Sunday, October 22, 2017
Crying when It Hurts: How to Write with Emotional Weight Part 1
Recently, I've been writing about making your piece of writing more literary. Of late, I've been focus on things I've learned on this subject from the League of Utah Writers conference I attended. In one session, Angie Hodapp of the Nelson Literary Agency talked of emotional writing. She said that moments of emotional connection are what your reader will remember.
Hodapp highlighted emotional soft spots for readers: children, elderly people, animals, death, rites of passage, lust/love, sacrificial acts of kindness, underdogs/one against man, honor, forgiveness and redemption, separation and reunion, and hope. She emphasized the importance of giving moments involving these emotional hot spots enough space in the story to really connect with the reader. Other moments should be shortened, so we can heighten the impact of these moments. She also pointed out the need to make turning points in the story emotional.

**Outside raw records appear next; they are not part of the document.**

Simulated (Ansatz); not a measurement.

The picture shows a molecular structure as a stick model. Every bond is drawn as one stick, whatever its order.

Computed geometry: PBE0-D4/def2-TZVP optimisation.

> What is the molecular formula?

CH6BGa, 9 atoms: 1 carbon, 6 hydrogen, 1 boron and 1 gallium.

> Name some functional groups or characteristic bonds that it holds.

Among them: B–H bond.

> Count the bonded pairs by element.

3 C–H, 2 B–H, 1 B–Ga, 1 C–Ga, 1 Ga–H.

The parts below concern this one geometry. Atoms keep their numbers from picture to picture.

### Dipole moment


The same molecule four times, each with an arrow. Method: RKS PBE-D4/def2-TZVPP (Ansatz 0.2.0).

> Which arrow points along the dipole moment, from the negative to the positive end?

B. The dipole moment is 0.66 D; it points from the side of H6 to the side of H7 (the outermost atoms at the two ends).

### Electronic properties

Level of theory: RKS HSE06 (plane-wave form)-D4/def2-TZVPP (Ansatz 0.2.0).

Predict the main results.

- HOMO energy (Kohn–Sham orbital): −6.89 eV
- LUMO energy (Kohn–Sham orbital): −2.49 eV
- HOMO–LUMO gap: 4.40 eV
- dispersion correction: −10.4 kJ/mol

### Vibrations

Above all, the emotions in the story need to make sense with what is going on, according to Hodapp. She said that the stimulus should go first then the response. If there is a small event, there ought to be a small reaction. If there is a major event, there ought to be a much more intense reaction. Your reader is likely to laugh if there is a mismatch, such as a killer covered in blood showing up resulting in an eye roll or a timid knock resulting in a shrill shriek. She pointed out that if humor is what you're going for, this could work. If not, make sure the response matches the stimulus.
These seem like basic concepts, but it's always good to review the basics. It is so important to get the emotional beats and responses right, or the reader will be jarred out of the narrative. Once you've lost your reader, you're not likely to get him/her back. If you want your reader to empathize with your main character, to care about your main character, they should really be able to get inside the characters head and heart understand what he/she is feeling.
I've watched movies and read books in which I just couldn't figure out why a character was acting a certain way. If I can't feel what the character feels and understand their emotional motivations, I'm not going to care about that character. If I don't care, nothing else matters.
Take a look at your story. Have you given enough time to what is emotionally most important? Have you glossed over the things that don't have much emotional weight? Are the turning points emotional? Do your character's reactions match the stimuli? If not, it's time to fix it.
Monday, October 9, 2017
Show and Tell Time
I've been writing about how to make your pieces more literary. For the next few weeks, I'll be pairing that theme with experts' suggestions that I heard at the League of Utah Writers conference this last weekend. This week's featured expert is McKelle George, author and editor of Flux Publishing.
Authors are always being told to show not tell, but George says that the trick is to find the right balance. Doing one or the other all the time gets boring. Show can get confusing if there's no tell to pin it down and explain. If it's all dramatized, the reader can get lost. If they have to infer everything without any confirmation they're right, they won't be sure what's going on. Tell can get boring because it's simply narration. Narration without action is summary and gets dull. She described telling as the skeleton and showing as the soft parts. One without the other is incomplete.
I once read a novel that showed EVERYTHING. The author described every moment in vivid detail. It dragged. I couldn't tell what was important. It was all highlighted and got dull. I've also read pieces where there is next to no description. I put them down as quickly as possible because they're intolerable.
George said good telling "marks a change, a physical jump in time or space or a subtle shift in mood that carries the reader from one emotional beat to another." Those parts confirm what the reader infers, "directing emotional takeaways." Meanwhile, show is useful in getting the reader to feel things, to have a "strong visceral reaction." She says, "A novel is a series of dramatic scenes joined together by narration, which covers the passage off time." If nothing is happening, the writer may be lovely, but the show isn't doing its job.
It's your job as a writer to carefully review your writing to make sure that balance of show and tell is there. If your story is dragging or confusing, work on paring back description, so you're narrating to avoid confusion. If your character is eyeball deep in major events, show them. Don't describe every detail of the ornate hallway on the way to the big combat, or your description of the combat will just blend in. Highlight what the reader should feel strongly about, not just what looks pretty.
At that same conference, I had the first chapter of an early chapter book I wrote reviewed by freelance editors. I found I'd told in all the places that I should have shown and was showing things that could just be summarized. It can be hard to strike that balance, so it helps to get outside eyes to look at your work to see if it works.
It's your turn. Go and read your piece out loud. Are there places it drags or is unnecessarily pretty? Are there places where your reader might get lost? Are there places where something interesting or important is happening that you haven't described? It's time to fix it.